Smallest subarray with k distinct numbers
Last Updated :
22 Jul, 2022
We are given an array consisting of n integers and an integer k. We need to find the minimum range in array [l, r] (both l and r are inclusive) such that there are exactly k different numbers. If such subarray doesn’t exist print “Invalid k”.
Examples:
Input : arr[] = { 1, 1, 2, 2, 3, 3, 4, 5}
k = 3
Output : 5 7
Input : arr[] = { 1, 2, 2, 3}
k = 2
Output : 0 1
Input : arr[] = {1, 1, 2, 1, 2}
k = 3
Output : Invalid k
Approach 1 : (Brute Force Method)
The simplest approach in this problem is, try to generate all the subarrays and check for which subarray the size is k. But there are some points we need to take care.
Steps:
- Pick each of the elements from the given array as the starting element [ i-th element ] of our required subarray.
- In each iteration initialize an empty set to store the distinct elements of the subarray
- Pick each remaining element [ i, i+1,..n – 1] from the array as the last element [ j-th element ].
- Add the current element to the set.
- If the set size equals k then update the results and break from the inner loop (already found k distinct elements increasing the size of the subarray has 2 possibilities either will get more distinct elements, or increase the subarray size with repeated elements which are not to be considered in the required results).
- If (j == n) or j = size of the array, i.e. we have not found any desired subarray starting from i-th index and going forward we will be having fewer elements to consider.
( For example : consider given array is 4 5 5 4 5 and k = 3, when start from 0th index we will not find any subarray of k size and j will reach end so that means we won’t get any element that can make a k = 3 size required subarray).

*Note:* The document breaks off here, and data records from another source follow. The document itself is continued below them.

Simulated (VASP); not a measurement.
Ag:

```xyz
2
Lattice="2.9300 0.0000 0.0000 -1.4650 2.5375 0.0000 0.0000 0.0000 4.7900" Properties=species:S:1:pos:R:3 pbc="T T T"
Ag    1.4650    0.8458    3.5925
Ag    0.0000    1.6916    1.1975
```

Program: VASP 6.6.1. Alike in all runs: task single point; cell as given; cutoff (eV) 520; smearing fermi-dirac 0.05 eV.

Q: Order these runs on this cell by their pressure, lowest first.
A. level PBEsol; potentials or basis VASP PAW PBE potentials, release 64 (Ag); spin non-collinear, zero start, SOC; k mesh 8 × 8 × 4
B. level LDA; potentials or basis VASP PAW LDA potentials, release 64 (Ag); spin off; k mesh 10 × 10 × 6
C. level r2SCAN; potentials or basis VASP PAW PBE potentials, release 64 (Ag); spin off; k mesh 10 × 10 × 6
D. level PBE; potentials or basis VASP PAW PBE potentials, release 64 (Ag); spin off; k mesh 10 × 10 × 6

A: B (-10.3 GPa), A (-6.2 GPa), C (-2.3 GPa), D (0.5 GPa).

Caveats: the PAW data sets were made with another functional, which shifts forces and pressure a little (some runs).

So, Break from the outer loop.
- Print the output if found, otherwise, print “Invalid k”.
Implementation:
C++
#include <bits/stdc++.h>
using namespace std;
void minRange(int arr[], int n, int k)
{
int start = 0, end = n;
for (int i = 0; i < n; i++) {
unordered_set<int> set;
int j;
for (j = i; j < n; j++) {
set.insert(arr[j]);
if (set.size() == k) {
if (j - i < end - start) {
start = i;
end = j;
}
break;
}
}
if (j == n) {
break;
}
}
if (start == 0 && end == n)
cout << "Invalid k";
else
cout << start << " " << end;
}
int main()
{
int arr[] = { 1, 2, 3, 4, 5 };
int n = sizeof(arr) / sizeof(arr[0]);
int k = 3;
minRange(arr, n, k);
return 0;
}
|
Java
import java.util.*;
import java.util.ArrayList;
import java.util.HashSet;
class GFG {
static void minRange(int arr[], int n, int k)
{
int start = 0;
int end = n;
for (int i = 0; i < n; i++) {
HashSet<Integer> set = new HashSet<Integer>();
int j;
for (j = i; j < n; j++) {
set.add(arr[j]);
if (set.size() == k)
{
if (j - i < end - start) {
start = i;
end = j;
}
break;
}
}
if (j == n)
break;
}
if (start == 0 && end == n)
System.out.println("Invalid k");
else
System.out.println(start + " " + end);
}
public static void main(String args[])
{
int arr[] = { 1, 2, 3, 4, 5 };
int n = arr.length;
int k = 3;
minRange(arr, n, k);
}
}
|
Python 3
def minRange(arr, n, k):
l = 0
r = n
for i in range(n):
s = []
for j in range(i, n) :
s.append(arr[j])
if (len(s) == k):
if ((j - i) < (r - l)) :
r = j
l = i
break
if (j == n):
break
if (l == 0 and r == n):
print("Invalid k")
else:
print(l, r)
if __name__ == "__main__":
arr = [ 1, 2, 3, 4, 5 ]
n = len(arr)
k = 3
minRange(arr, n, k)
|
C#
using System;
using System.Collections.Generic;
public class GFG
{
public static void minRange(int[] arr, int n, int k)
{
int l = 0, r = n;
for (int i = 0; i < n; i++)
{
ISet<int> s = new HashSet<int>();
int j;
for (j = i; j < n; j++)
{
s.Add(arr[j]);
if (s.Count == k)
{
if ((j - i) < (r - l))
{
r = j;
l = i;
}
break;
}
}
if (j == n)
{
break;
}
}
if (l == 0 && r == n)
{
Console.WriteLine("Invalid k");
}
else
{
Console.WriteLine(l + " " + r);
}
}
public static void Main(string[] args)
{
int[] arr = new int[] {1, 2, 3, 4, 5};
int n = arr.Length;
int k = 3;
minRange(arr, n, k);
}
}
|
Javascript
<script>
function minRange(arr,n,k)
{
let l = 0, r = n;
for (let i = 0; i < n; i++)
{
let s = new Set();
let j;
for (j = i; j < n; j++)
{
s.add(arr[j]);
if (s.size == k)
{
if ((j - i) < (r - l))
{
r = j;
l = i;
}
break;
}
}
if (j == n)
break;
}
if (l == 0 && r == n)
document.write("Invalid k");
else
document.write(l + " " + r);
}
let arr=[1, 2, 3, 4, 5];
let n = arr.length;
let k = 3;
minRange(arr, n, k);
</script>
|
Time Complexity : O(N^2) ,where N is the number of elements in the array. Every time picking the end points of the subarray using two nested loops(one inside another) makes the time complexity O(N^2).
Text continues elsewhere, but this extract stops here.